The budget’s announcement of one million houses over the next five years will do very little to improve housing affordability. One million homes is about what we built in the past five years (974,732 dwellings, to be precise). Relative to the size of the economy, one million will in fact be a step down.
The demand for housing has risen due to low interest rates and working from home. Looking forward, immigration and rising incomes will add further pressures. In a well-functioning housing market, extra supply would cover that demand. But our housing supply has been unresponsive. The result has been a record low vacancy rate, soaring advertised rents and some of the highest house prices in the world.

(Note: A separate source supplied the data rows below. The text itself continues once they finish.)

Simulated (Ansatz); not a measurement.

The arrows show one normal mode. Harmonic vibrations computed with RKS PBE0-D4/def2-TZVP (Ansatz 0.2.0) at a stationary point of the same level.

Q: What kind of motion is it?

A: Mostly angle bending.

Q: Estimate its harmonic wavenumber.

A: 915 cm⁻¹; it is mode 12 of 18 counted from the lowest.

We are essentially being promised similar levels of supply to those that have produced these sorry outcomes. Consistent with the unambitious target, specific policy announcements were small. The centrepiece was an increase in subsidised housing. On top of the 30,000 dwellings previously announced, there will be a further 10,000 from the federal government and 20,000 from the states.
This adds up to 60,000 new dwellings, which is an increase of only 0.6 per cent of our national housing stock of 10 million dwellings. That tiny increase will have a negligible effect on housing prices, though a large cost to the taxpayer. Subsidised housing has other objectives (security of tenure, a safety net) — it should not be framed as addressing overall affordability.
What we failed to see on budget night, but desperately need, is a policy that will substantially increase housing supply. As a rough rule of thumb, every 1 per cent increase in the housing stock reduces the cost of housing by 2.5 per cent. So, for example, were the 1 million houses to be additional to what we are already doing, that would increase the national housing stock by 10 per cent — which would lower prices and rents by 25 per cent. They are the sort of numbers we need to be discussing. This need not cost the budget a cent. We have builders ready and eager to build, and potential residents willing to pay the cost. All that is needed is to relax regulations that prevent building.
Doubts are often raised that extra supply of market housing will not help those most in need. Those doubts are misplaced. When residents occupy new housing, the old housing they vacate falls in price. These indirect effects on prices and rents are widespread and important. As the recent Productivity Commission housing report discussed at length, extra supply of housing, in any segment of the market, will improve affordability for low income households.
There is strong relationship between average housing costs and conditions for the least well-off. US research finds that the most important determinant of the level of homelessness in a city is its average rent. In Australia, there is a very close relationship between average rent and rental stress of low income earners. These arguments are well-known. They were emphasised in the Productivity Commission’s report on housing last month and the parliamentary inquiry into housing affordability chaired by Jason Falinski earlier this year.
Those reports noted that, although planning regulations are a state responsibility, the Commonwealth has an important role. In addition to guidance and coordination, it should make grants to state and local governments conditional on allowing more housing. Federal funding for infrastructure, like Melbourne’s suburban rail loop or Canberra’s light rail, should be conditional on high density being built at stations.
To be fair, the government showed it understands many dimensions of the crisis. The Treasurer’s speech echoed many of the key findings of official reports and academic research. It acknowledged the housing crisis as a top priority and that limitations on supply underlie it. The speech noted that most supply will come from the market and called for zoning reform.
The government resisted the temptation to shovel more subsidies to first home buyers, as previous governments of both parties have done — to counterproductive results. Of longer term significance, the government has called for more discussion, research and education. It wants the nation to rethink housing policy.
This is occurring through a new Housing Accord with the states and the establishment of a National Housing Supply and Affordability Council. Both these new processes have been directed to reconsider our objectives and alternative policies for attaining them. The design of planning restrictions and land release figure explicitly on both agendas.
These moves are welcome. The Productivity Commission housing report emphasised that too many of our housing policies are considered in isolation from each other. So policymakers have not realised that alternative policies could achieve objectives at lower cost.
Moreover, there is an important need for public information. Ultimately, we will not get more affordable housing until the public accepts the need for higher density. That requires greater education of how planning restrictions harm affordability.
Tuesday’s budget did not provide immediate relief from the affordability crisis. However the institutional reforms it put in place, together with a positive response to the Productivity Commission housing report, may put us on the path to a solution.
Dr Peter Tulip is Chief Economist at the Centre for Independent Studies and the author of many research papers on Australian housing policy.